As soon as the average person in the United Kingdom finds out I am a Christian, I battle their instant suspicion. Eyes narrow, voices change pitch, occasionally silence ensues. I immediately identify myself as being on some sort of team, and not one they are very comfortable knowing. I’ve been asked all sorts of questions:
“What kind of Christian?”
“Do you really believe the Bible is true?”
“Are you going to tell me that I’m going to hell now?”
It makes me wonder where and how the people I meet have developed their perception of Christianity. I am sometimes bewildered at how we have become so suspicious.
I recently heard a Scottish preacher named David Robertson speaking in Glasgow. He explained that we still teach in our churches at a level three or four for spiritual knowledge, but the average Scot today is at a level zero. One of his many excellent points was the reminder: “This is a beautiful opportunity.”

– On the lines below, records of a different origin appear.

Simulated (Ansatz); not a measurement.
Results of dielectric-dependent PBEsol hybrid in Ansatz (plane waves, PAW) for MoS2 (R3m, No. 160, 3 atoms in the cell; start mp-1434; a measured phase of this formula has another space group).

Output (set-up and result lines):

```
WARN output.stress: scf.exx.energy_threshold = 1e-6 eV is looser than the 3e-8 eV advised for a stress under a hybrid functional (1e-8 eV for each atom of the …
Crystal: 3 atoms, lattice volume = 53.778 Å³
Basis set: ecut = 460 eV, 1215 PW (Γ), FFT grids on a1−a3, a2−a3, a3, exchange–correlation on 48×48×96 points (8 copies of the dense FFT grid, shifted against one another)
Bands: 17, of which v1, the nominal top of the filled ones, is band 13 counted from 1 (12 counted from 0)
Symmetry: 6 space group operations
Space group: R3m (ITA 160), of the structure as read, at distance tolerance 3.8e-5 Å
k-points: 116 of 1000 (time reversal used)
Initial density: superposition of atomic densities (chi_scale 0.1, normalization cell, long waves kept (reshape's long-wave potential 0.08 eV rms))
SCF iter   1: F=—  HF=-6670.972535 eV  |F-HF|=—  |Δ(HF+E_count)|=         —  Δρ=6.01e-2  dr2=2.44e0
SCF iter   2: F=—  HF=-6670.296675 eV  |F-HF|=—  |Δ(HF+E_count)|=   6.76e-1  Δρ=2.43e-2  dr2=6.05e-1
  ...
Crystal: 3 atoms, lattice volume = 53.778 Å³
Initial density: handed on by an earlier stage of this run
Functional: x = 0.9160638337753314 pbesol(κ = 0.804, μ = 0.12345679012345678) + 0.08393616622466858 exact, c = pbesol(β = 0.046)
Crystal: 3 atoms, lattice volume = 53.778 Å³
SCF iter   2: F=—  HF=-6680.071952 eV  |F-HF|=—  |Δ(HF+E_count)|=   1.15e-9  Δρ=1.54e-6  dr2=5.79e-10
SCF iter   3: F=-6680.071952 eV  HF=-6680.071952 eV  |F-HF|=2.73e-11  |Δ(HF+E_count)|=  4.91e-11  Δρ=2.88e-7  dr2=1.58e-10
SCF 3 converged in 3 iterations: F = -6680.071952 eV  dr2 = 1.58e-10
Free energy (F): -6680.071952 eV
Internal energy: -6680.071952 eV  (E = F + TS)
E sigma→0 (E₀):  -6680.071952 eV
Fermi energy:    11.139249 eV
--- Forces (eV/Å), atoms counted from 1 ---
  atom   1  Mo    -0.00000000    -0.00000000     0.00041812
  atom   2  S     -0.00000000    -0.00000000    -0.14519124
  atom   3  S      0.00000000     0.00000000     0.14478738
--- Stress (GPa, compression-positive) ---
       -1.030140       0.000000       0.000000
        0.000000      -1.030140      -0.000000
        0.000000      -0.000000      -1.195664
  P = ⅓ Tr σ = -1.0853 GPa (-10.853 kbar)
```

If you’re reading this, you probably know Jesus. His words and work have changed your life. You know that there’s nothing suspicious about the God who became man, spent 30 years in relative obscurity, lived three years of documented, holy love and stretched out His arms, giving His life to pay the price we could not pay.
We know Jesus. But by and large, our world doesn’t.
In the increasingly post-Christian generation, which is fully realized in the U.K. and Europe and increasingly close in America, Christ is more often a swear word than a Savior.
We are faced with the opportunity and challenge of writing, painting, posting, explaining and living in light of a Gospel that is foreign to our world. Every day I am reminded how foreign the love of God is to our natural state of being.
Most of the missionaries of previous decades had to translate the Word of God into Quechua and Mandarin, Arabic and Farsi. I recently read a novel where a modern space missionary translated the Bible into an alien language. The work of Bible translators is deeply important, valuable and continuing.
But may I suggest that for our generation, to our culture, our calling is to translate God’s love even to those who speak our language.
To a generation that has only known broken homes and broken promises, how will they understand a faithful love? To a culture that has only heard rampant profanity and vulgar jokes, how will they learn holiness? To a people who have witnessed hypocrisy, pride, adultery and betrayal inside the church, how can they grasp grace?
God in His infinite mercy has many ways to love a “level zero” spiritual culture.
He’s not worried, I’m sure, about His own relevance. The strength of His love is bigger than wary suspicions.
It is in light of this love that I am increasingly confident in being sent to even the English-speaking, tea-drinking, car-driving, bill-paying, unchurched atheists of our generation. From what I have seen over the past two years living in England, our world is desperate for the translated life of men and women who love God.
“Such is the confidence that we have through Christ toward God. Not that we are sufficient in ourselves to claim anything as coming from us, but our sufficiency is from God, who has made us sufficient to be ministers of a new covenant, not of the letter but of the Spirit. For the letter kills, but the Spirit gives life” (2 Corinthians 3:4-6).
May God send us out, living letters of His Word. I long for the day when I meet random strangers in public places and say, “I’m a Christian.” And they respond with joy and expectation that the people of God, knowing the love of God, carry the best news ever given. That we are loved.